When women are changing, men ought to change or prepare themselves for the change.
For at least two generations now – especially in urban India and educated middle-class families – we have raised our girls to be confident and fight for their rights. But we seem to have ignored an entire generation of boys who were not told anything about how their sisters were changing. While we gave our daughters new ideals and role models, no one bothered to tell our sons that they ought to change too!
Girls drive two-wheelers and cars. It is considered an essential life skill. You can often hear dads proudly proclaiming that their daughters can drive very well indeed and they don’t need a father/husband/brother to take them anywhere.
However, boys were never taught that cooking is an essential life skill. You don’t see parents proudly saying that their son can cook and doesn’t need a mother/wife/sister to feed him (and keep him alive!).
We don’t tell our sons that it is okay for them to be paid less than their wives or stay at home to take care of the kids while their spouses continue to work.

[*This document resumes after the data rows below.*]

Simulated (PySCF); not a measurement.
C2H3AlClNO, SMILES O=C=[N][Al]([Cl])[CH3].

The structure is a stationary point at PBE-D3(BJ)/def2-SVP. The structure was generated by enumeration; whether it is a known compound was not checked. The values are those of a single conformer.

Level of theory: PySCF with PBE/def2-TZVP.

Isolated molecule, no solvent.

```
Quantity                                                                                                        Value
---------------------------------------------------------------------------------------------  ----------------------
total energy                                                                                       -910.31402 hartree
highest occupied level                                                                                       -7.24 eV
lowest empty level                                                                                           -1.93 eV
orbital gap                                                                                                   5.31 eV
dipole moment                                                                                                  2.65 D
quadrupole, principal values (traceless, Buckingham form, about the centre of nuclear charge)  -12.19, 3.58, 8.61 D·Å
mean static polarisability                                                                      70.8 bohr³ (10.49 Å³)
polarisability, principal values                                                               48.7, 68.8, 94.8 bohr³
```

Men want to marry a working woman (in theory) but are completely unprepared for the practical reality of a marriage where both partners work. It means doing the dishes or supervising the maid when your wife has a report to complete, it means taking half the day off to take care of your sick child because your wife has an important presentation. It may even mean giving up a promotion or moving to a new city for your spouse’s career.
Because we don’t tell our sons all this, they continue to expect that their wife will automatically give up the job/promotion/transfer in favour of the family whereas they will never have to take a step back from their own careers.
Boys are still raised the way they were for the last many generations.
Women are upset that dinner – and the house, kids, in-laws, maid – is still their responsibility while the men don’t know what they did wrong. After all, they ‘allow’ their wives to work, what more do they want?